Yet then the Lord, in divine contemplation, announces two things: 1) it is not good that man should be alone; 2) He will create a helper for him. The Lord is referring, of course, to woman, specifically the creation of Eve. The term “helper” does not mean a subordinate in every sense of the term, but moreso an indispensable companion (something even 18th century commentators recognize). The term translated “fit for” means literally “the opposite of”, and perfectly summarizes the relationship between man and woman. Men and women serve different roles in a relationship, and compliment one another in different ways – anyone who denies this has never truly understood relationships.
It is interesting to note that, after saying this, the Lord does not immediately create Eve – in fact, He doesn’t begin the creation of Eve until verse 21. Why the delay?

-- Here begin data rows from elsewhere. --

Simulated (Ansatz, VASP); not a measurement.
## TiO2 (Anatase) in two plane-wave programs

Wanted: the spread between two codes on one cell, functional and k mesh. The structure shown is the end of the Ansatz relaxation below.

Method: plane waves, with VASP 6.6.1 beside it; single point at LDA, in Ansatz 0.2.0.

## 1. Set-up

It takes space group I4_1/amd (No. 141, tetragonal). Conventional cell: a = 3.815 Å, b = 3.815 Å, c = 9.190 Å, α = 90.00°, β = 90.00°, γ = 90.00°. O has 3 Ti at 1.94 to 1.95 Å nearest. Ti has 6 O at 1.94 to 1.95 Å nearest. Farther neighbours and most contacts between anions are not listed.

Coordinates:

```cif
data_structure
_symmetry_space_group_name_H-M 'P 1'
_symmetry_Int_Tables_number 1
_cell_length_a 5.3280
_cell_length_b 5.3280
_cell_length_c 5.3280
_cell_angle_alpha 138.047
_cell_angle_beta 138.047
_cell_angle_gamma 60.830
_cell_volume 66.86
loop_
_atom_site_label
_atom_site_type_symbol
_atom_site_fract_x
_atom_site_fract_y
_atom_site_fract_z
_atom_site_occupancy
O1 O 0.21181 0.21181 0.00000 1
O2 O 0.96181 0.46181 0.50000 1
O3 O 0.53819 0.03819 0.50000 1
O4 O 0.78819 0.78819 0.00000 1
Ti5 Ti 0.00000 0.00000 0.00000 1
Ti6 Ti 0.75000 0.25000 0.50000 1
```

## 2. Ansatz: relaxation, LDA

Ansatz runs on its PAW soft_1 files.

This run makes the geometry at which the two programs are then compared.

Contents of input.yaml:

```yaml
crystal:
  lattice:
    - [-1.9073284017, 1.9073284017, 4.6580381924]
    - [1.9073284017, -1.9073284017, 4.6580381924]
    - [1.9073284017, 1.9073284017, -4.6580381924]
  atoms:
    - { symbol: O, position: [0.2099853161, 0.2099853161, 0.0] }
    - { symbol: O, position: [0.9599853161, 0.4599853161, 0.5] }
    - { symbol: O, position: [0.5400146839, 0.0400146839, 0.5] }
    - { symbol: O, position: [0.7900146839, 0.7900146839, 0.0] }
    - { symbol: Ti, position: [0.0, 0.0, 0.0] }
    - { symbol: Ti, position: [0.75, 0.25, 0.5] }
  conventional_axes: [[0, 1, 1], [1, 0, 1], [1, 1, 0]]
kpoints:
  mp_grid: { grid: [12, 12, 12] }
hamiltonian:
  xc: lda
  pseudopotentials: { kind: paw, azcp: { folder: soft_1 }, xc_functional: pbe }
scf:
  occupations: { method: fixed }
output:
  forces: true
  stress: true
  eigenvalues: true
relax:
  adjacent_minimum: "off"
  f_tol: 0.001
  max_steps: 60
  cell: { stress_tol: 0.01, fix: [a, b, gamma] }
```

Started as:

What must first happen, it seems, is that God must instill within the man the realization that he needs a helper. He takes the animals that were created from the ground and brings them to the man, permitting Adam to name them all (v. 19). It is interesting that at the very end of verse 20, after Adam has surveyed all of creation, he laments that “there was not a helper fit for him.” While even domesticated animals can provide the simulation of companionship, man was not created to live in a house with forty cats, nor to live out in the woods with a dog and be settled with that. Dogs and cats can offer unconditional love, but they cannot offer the kind of love that a man truly needs from his partner.
Adam has now come to realize this very thing – he realizes, as God had realized before, that there is no helper suited for him. Nay, he needs a helper suitable for him. I’ve known many people – men and women – who lived a life of lonely monotony and believed they were content, only to reach an older age and realize that, in actuality, they were not. There comes a time when even the coldest of people desire companionship. As we see here, God early on instilled in us that kind of need.
With the need given to Adam, God causes a deep sleep to fall upon him, and while Adam is asleep, God takes one of his ribs and closes the flesh in place (v. 21). The original Hebrew which we translate as “rib” literally means “side,” so that there was most likely a lot more taken from Adam than just a rib (hence the need for God to close the flesh up). God is literally taking part of Adam’s side to make someone to be at his side. Matthew Henry gives a beautiful explanation of the immediate significance of this: God takes a piece not from Adam’s head to rule him, nor from his feet to be trampled upon, but from his side; from his side to be equal, under his arm to be protected, and near his heart to be beloved.
A greater significance, of course, is that we can see here an early Messianic foreshadow. Out of Christ’s own side, after it was pierced by a Roman spear, came blood and water (John 19:34). It was from this blood and water that God would secure and sanctify His bride, the church, who was bought for and purified by His blood (cf. Eph 5:25-26).
With this chunk of Adam, God fashions the woman Eve and brings her to the man (v. 22). Many commentators say that the language used in this verse is similar to language used of a father bringing his daughter to the groom. It’s very fitting, given that God is now presenting Adam with his bride, Eve. Again, we have an early Messianic foreshadow: God brings Adam his wife, just as God gives to the Son His bride – those who are in the church (John 6:37).
Adam, upon awakening, is ecstatic over Eve – not for any special beauty or personality, but for the realization of what God has now given him. We see this with his immediate response: “This at last is bone of my bones and flesh of my flesh; she shall be called Woman, because she was taken out of Man” (v. 23). Keep in mind this is not giving man complete sovereignty over woman in the same manner he did the animals in verse 19, to whom he also gave names. The name given to her is not simply for name’s sake, but for a specific reason: she was taken out of man. She is literally “bone of his bones” and “flesh of his flesh” – no other living thing could have been talked about in such a fashion.
The order and place of man and woman within creation is seen in the rest of scripture. Most notably the apostle Paul writes: “For man was not made from woman, but woman from man. Neither was man created for woman, but woman for man” (1 Cor 11:8-9). Some say this is sexism and misogyny, placing woman at a lower or secondary place than man and compelling her to submit to his authority. They seem to forget, however, the beauty of what this narrative teaches: woman is God’s gift to man. She was made for him as a gift to complete and fulfill him. She is given to the man by God as a gift, so that the two can, as scripture goes on to say, “become one flesh” (v. 24).
Therefore, any man who dishonors his wife does not dishonor her, but dishonors the God who granted her to him as a gift. Any man who beats his wife, demeans her with psychological abuse, or plays the scoundrel against her and commits adultery, is spitting into the face of the Lord who granted her to him. Any man who by his own cause and want destroys that which no man should separate (cf. Matt 19:6) and does not repent of it is transgressing mightily against the Lord, and on the Day of Judgment he will have to give an answer for it.